Building a Simple Streaming Data Platform

Insights on streaming data are key in a number of industries — for example:

Chris Pike

12 Feb 2025 — 14 min read

Platform Components

Insights on streaming data are key in a number of industries — for example:

Trading and fraud detection in finance
Deriving insights about website traffic and social media engagement in online marketing
Performing realtime price optimization and inventory management in retail
Plus many other uses in these and other industries

Most data engineering tools are focused primarily on batch processing, leaving the streaming space as a smaller, but growing ecosystem.

I’m going to walk through an example of standing up core components of a streaming analytics platform including ingestion, data warehousing, observability, and an analytics tool. These provide some of the most visible components of a platform. In another article I’ll add on some of the key components for scaling and ongoing support of the platform.

If you’d like to follow along you can go to Github and grab the source code and configurations I use, along with detailed, but much more terse instruction on how to get everything working.

Ingestion

Before we can start performing analytics on our data, we need to get it into the system. In the world of batch data, we are spoiled for choice — Airbyte, Fivetran, Stitch, Meltano, and so on, each with a different set of tradeoffs. Most are quite straightforward to install and work with, to the point where they are useable by people with very limited technical depth.

In the streaming world our choices are more limited, though there are certainly good choices as well, such as Striim, Estuary, Databricks, Redpanda, Bento, and Flink. These solutions tend to be either proprietary or relatively complex. Due to the closed nature or complexity of the available solutions I’ve rolled my own for the purpose of this demo, with the goal of being simple and extensible rather than a full blown production solution, for which I would use one of the above. If you are interested in how I built ingestion you can find it here, under MIT license. The key takeaway is that it is easy to configure and run but lacks the delivery guarantees, backpressure handling, message configurability and resiliency of a production solution.

Data Warehouse

The next basic component of a data platform is a place to store the data. Again, in the world of batch-centric solutions we have many choices. In the streaming world, one key difference limits our available choices — the ability to handle ingestion of a large volume of data with low latency. I’m going to use Clickhouse since it is an incredibly fast data warehousing solution designed to handle streaming data well. It also handles batch data very effectively and is straightforward to work with at a small scale. Other possible choices would have been Druid, Pinot, Postgres with Timescale, or Databricks.

Installing Clickhouse

Assuming you have Docker installed (I’m using Docker Desktop on my MacBook), installing the container is by far the easiest option.

To start, just run:

docker pull clickhouse/clickhouse-server:latest 
docker run -d \ 
    --name clickhouse-server \ 
    -p 8123:8123 \ 
    -p 9000:9000

However, the danger of doing it this way is that none of the data is persisted to your local machine. When I run this, I tweak the above slightly:

docker run -d \ 
    --name clickhouse-server \ 
    --ulimit nofile=262144:262144 \ 
    -p 8123:8123 \ 
    -p 9000:9000 \ 
    -v $HOME/clickhouse/data:/var/lib/clickhouse \ 
    -v $HOME/clickhouse/config/clickhouse-server:/etc/clickhouse-server \ 
    -v $HOME/clickhouse/logs:/var/log/clickhouse-server \ 
    clickhouse/clickhouse-server:latest

It requires a bit more work as I must create the directories and configs, but it means that all of the config and data is stable.
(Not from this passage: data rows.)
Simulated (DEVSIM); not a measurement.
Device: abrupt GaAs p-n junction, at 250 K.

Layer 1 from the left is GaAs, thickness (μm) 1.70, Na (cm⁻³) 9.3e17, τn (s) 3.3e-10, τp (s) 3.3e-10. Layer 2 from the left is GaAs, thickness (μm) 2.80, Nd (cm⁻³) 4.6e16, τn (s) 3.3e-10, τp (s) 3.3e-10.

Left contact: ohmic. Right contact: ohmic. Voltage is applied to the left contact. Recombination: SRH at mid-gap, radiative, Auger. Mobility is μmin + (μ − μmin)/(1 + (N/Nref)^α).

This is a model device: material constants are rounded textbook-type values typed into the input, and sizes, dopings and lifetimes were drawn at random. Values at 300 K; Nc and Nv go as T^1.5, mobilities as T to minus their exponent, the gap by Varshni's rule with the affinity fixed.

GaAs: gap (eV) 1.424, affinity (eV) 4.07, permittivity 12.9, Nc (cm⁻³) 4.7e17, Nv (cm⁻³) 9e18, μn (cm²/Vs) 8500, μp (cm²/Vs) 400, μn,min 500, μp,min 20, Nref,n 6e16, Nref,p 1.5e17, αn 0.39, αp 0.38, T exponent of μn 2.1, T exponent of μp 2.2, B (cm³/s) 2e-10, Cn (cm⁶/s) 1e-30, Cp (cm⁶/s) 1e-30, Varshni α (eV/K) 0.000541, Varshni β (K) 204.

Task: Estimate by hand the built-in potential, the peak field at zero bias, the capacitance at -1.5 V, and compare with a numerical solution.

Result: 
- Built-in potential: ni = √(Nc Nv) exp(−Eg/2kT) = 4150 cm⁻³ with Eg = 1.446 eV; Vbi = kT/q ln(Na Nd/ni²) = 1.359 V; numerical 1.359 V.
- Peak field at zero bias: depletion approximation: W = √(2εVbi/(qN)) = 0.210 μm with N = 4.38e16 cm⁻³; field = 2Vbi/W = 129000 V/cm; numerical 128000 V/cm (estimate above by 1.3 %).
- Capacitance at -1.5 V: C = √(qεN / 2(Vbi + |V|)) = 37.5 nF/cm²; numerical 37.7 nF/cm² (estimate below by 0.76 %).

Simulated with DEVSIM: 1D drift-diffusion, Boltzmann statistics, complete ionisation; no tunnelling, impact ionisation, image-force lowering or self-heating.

Once you’ve done this, you should have a Clickhouse server running locally. You can verify by running Clickhouse client:

docker exec -it clickhouse-server clickhouse-client

If you see the Clickhouse prompt, then your Clickhouse server is running and accessible.

In this prompt let’s create the database where we’ll store our data. I’m going to use the Coinbase trades feed since it is a freely available realtime feed with a moderate volume of data and enough differing feeds to make for interesting projects.

To create the database, run:

CREATE DATABASE IF NOT EXISTS coinbase_demo;

Now we’ll create the user we’ll be working with:

-- Create the user we'll be using in our tools to access Clickhouse 
CREATE USER coinbase IDENTIFIED BY 'password'; 
-- Grant permissions 
GRANT ALL ON coinbase_demo.* TO coinbase;

Finally, let’s create the table we’ll be using. In this case we’ll be storing tick data from a Coinbase trades feed.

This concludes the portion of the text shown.